Saturday, May 10, 2014

Where Does Ecommerce Stand In The Global Commerce World?

E-commerce is at a very interesting stage of its life. It has been about 20 years that Amazon has been founded by Jeff Bezos, and no one should question how big it became.

Depending on the activity related (music, electronic devices, groceries, traveling...), the E-commerce had sometimes a huge impact on the brick&mortar business. Let's take the most obvious example: Cultural goods such as music/video retailing business
  • Some activities have been discontinued, like the DVD rental business, with the end of Blockbuster.
  • Some activites are going in limbo like Barnes & Nobles
  • Some activites have lower to their minimum levels, such as what Walmart or Carrefour in France does, proposing the minimum of range.
But now that E-commerce is entering into a phase of maturation, with lower growth rate, and actually basing its growth with multi channel strategies (opening drive through and in store pick ups for example), will the Internet business replace brick & mortar business? Will it become the leading retail channel? Will it remain the main source of sales growth?
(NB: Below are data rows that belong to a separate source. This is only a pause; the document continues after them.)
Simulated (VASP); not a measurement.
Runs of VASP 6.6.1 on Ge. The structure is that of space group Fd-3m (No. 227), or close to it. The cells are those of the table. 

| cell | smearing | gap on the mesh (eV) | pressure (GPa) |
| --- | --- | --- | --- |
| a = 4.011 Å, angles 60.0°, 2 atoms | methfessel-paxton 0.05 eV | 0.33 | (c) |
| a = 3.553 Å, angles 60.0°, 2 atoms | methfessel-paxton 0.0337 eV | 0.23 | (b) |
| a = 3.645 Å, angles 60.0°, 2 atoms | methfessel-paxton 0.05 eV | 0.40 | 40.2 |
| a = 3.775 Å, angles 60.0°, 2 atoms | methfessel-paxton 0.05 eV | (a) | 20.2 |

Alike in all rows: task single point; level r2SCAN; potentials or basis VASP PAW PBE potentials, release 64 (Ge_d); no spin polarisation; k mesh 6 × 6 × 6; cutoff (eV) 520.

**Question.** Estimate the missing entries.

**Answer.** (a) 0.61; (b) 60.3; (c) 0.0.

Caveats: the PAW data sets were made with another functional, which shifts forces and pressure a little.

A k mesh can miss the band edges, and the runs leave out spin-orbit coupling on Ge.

I read an interesting article about this issue that I wanted to share with you. It shows the marketshare E-commerce owns of the whole Retail business in the US in 2013.

The chart shows clearly how important the E-commerce is growing, at a steady pace, but it also shows that traditionnal retailing remains the main show.

I also participated in a conference last year at Paris Dauphine that was leading to the very same remark. What is important, is to understand what will be in the next 10 years the share of e-commerce. I believe it will still grow at a steady pace, but it won't exceed maybe 10% (which remains a lot, as it may double in ten years). What will be interesting to see, is that obviously this growth will impact the way brick&mortar companies operate, and to see what kind of adjustment they will make.

I am jumping to the conclusion: There is room for growth in the brick&mortar world. What needs to be found is how you can create added value thanks to the contact and relationship you may create once in a point of sales.